Central Maine Power Co. withdrew its proposal for a new facility on Old Winthrop Road from the Augusta Planning Board’s agenda next month while it completes a review of the plans.
The 38,000-square-foot facility would house CMP’s transmission team next to an existing CMP building on land acquired nearly 70 years ago by the utility.
The plans faced strong resident criticism at an October meeting of the Augusta Planning Board and at a neighborhood meeting earlier this month over lighting, traffic, road deterioration, truck noise and the fit of the industrial building in the low-density residential neighborhood.
In an email Monday afternoon, CMP told those residents the plans were under further review.
“We are also continuing to review the plan for the proposed transmission building including its location on the existing property and the size of the building,” the email, from CMP’s Community Relations team, said. “Due to this review, we have removed ourselves from the February agenda of the Planning Board meeting.”
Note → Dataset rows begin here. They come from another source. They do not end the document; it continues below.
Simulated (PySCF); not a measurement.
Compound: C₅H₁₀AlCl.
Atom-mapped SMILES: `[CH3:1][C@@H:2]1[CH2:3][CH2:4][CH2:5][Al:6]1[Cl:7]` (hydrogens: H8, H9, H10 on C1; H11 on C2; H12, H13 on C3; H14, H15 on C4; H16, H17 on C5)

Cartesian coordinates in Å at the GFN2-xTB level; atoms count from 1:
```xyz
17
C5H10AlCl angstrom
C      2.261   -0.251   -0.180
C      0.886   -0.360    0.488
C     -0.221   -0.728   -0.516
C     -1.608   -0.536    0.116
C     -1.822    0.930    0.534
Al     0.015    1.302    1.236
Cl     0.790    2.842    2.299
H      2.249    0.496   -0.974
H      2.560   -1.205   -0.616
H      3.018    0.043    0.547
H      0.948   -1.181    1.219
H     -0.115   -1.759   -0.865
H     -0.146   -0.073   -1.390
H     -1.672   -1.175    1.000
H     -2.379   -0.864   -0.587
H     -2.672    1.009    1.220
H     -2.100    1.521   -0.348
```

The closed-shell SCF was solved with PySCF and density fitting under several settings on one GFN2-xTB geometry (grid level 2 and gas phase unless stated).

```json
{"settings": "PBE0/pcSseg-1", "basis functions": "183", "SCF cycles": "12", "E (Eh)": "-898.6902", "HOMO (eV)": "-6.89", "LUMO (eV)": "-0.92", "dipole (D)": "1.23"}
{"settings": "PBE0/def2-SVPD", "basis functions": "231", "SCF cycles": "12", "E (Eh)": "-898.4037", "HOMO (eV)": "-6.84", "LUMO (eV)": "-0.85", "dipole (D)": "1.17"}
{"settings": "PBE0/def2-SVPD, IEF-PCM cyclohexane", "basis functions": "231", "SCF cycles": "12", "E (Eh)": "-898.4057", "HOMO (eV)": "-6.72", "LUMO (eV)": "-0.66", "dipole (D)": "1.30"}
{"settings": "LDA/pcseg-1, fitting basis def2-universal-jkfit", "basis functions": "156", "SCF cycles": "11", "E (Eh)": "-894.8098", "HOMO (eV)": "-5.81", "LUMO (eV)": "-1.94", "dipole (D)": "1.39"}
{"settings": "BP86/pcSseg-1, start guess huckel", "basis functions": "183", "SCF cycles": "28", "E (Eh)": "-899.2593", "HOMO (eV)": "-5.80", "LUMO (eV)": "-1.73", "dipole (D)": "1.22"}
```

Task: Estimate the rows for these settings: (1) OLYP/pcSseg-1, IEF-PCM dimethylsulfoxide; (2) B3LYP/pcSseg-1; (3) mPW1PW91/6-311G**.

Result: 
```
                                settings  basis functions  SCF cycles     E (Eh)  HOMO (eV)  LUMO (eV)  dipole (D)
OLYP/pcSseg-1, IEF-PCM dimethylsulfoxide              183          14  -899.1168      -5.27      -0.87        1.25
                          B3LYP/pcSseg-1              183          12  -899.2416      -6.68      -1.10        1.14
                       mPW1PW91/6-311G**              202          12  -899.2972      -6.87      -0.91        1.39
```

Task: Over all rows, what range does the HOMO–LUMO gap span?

CMP requires approval for conditional use from the Planning Board to build the new facility, which sits in the middle of a low-density residential-zoned neighborhood.
The new facility, some nearby residents have argued, would be a poor fit for the neighborhood. Low-density residential zoning, Augusta’s ordinances say, is intended to “encourage the development of attractive neighborhood living,” and the city’s comprehensive plan says protecting neighborhoods on Augusta’s western side from “further encroachment of businesses is critical to maintaining livability, long term security for residential investment, and historic character.”

In a statement earlier this month, CMP spokesperson Cristina Wittman said the modernized facility was essential to the company’s “top priority” of “delivering safe and reliable power to more than 660,000 customers across our 11,000‑square‑mile service territory.”
CMP spokesperson Dustin Wlodkowski said Tuesday the utility would conduct engineering and site analyses over the next several months to determine the best location for the building.
Those studies will take some time, he said. It is “too soon to say” when CMP would return to the Planning Board, he said.
“We want to take what we have at this site, combine it with what we’ve heard so far, continue our listening and come up with some comprehensive analyses of our site plan,” Wlodkowski said. “That is the step that we are at right now — taking in and processing all the information that we have in front of us after having these meetings, and then we would look at what types of options would exist in the future.”
In the meantime, CMP told abutters in its Monday email that several requested improvements would be implemented this spring: Cut-off lights will be installed in the back of the existing building on the site to decrease light pollution, and a chain link fence on the west side of the site “will also be addressed to match the aesthetics of the surrounding neighborhood.”
Wlodkowski said the withdrawal of the plan from the agenda reflects a “thoughtful step” in CMP’s relationship with neighbors in Augusta.
Augusta Planning Director Matt Nazar said CMP did not note a specific reason for withdrawal from the February meeting and has not yet requested to be on a future agenda.